Saving Amelie by Cathy Gohlke rivets you from the start. An exciting race of a story, built on the stories of two compelling women, so different in every way, yet more alike than they imagine. The plight of the handicapped in Nazi Germany comes to life in darling Amelie, shedding light on the dangers of the eugenics movement the danger of any society that rules certain lives have no value. A beautifully written novel you wont want to miss.
I really enjoyed reading this book. It was interesting to read about the differences and similarities of a set of twins that had been raised very differently. I also liked reading about the courage of the people who helped those who were oppressed and killed by Hitler.
I'm still recovering from Cathy Gohlke's latest release, Saving Amelie. I mean this in the best possible way. I'm recovering from the tense, fast-paced plot, the living, breathing characters I came to care deeply about and didn't want to say goodbye to, and the painful truth of history weaving through the story that grabs the reader by the throat and demands we remember.
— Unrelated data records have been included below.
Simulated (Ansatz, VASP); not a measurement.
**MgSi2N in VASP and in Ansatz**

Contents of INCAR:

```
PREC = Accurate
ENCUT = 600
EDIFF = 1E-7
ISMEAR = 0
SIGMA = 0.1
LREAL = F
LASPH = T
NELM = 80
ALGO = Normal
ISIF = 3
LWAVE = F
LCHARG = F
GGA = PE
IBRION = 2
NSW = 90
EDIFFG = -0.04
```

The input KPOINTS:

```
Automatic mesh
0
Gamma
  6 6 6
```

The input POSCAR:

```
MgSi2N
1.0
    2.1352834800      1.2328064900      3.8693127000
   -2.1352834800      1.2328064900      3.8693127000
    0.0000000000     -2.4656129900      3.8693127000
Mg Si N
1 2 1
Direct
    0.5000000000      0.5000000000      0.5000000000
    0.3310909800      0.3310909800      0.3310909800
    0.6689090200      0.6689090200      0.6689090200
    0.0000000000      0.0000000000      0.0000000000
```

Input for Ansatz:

In fact, I wasn't sure how to put words on the screen to accurately share my thoughts and emotion about this powerful story based in Nazi Germany during Hitler's reign. The story left me breathless, my heart heavy with respect for those who gave so much for others during WWII. Saving Amelie brings to light the ugliness of the science of eugenics, but then overshadows it with the "costly grace" of putting others above oneself.
I settled into turbulent Nazi Germany with Rachel Kramer in 1939 as she follows her father, a well-known eugenics scientist who might have more to do with the Nazis' plans for Aryan dominance than Rachel realized. And I was twisted into the tight plot as American journalist Jason Young digs deeper into rumors of handicapped children disappearing - all because the SS deems them unworthy of life.
Rachel's childhood friend Kristine - married to an SS officer who views their deaf daughter, Amelie, as an unwelcome mistake - asks Rachel to take care of the child. With Jason's help, Rachel works to keep the little girl safe while trying to understand why her father brought her to Germany and exactly who she is.
The author's meticulous research and careful weaving of intricate details and important characters from Oberammergau's Passion Play framed the book's second half, creating a beautiful, stark landscape in which hiding is necessary for survival and family and friends walk a fine line with fear of discovery.
Saving Amelie is an historical love letter to those crushed and lost under Hitler's hate-filled reign, including a beloved Christian pastor who spoke out for the oppressed until he was silenced, and whose words and legacy live on today because He lived for Christ.
A particularly powerful, poignant scene near the end of the book, with a young boy named Heinrich Helphman, will long stay with me. I've reread it a few times, the childlike potency of his words the catalyst for tears each time.
There is much more I could say about the story, but the best I can offer is, "Read it. You will be better for it."
I've enjoyed all of Cathy Gohlke's books. My particular favorite was Promise Me This up to this point, but Saving Amelie, with its sheer scope of emotion and truth, gains that spot. It's a book not to be missed, and I can't recommend it highly enough
This is an awesome book. A definite "must read". It takes us to a time in our history that we wouldn't want to repeat, and if we are not careful, it will be repeated. I asked myself what I would have done in Lea's place. Risking my life, or the lives of my family, would I have hidden Jewish people or those who were considered undesirable. As christians we must take a stand and let our voices be heard, or we will lose our liberties. This book has made me think, which is a good thing.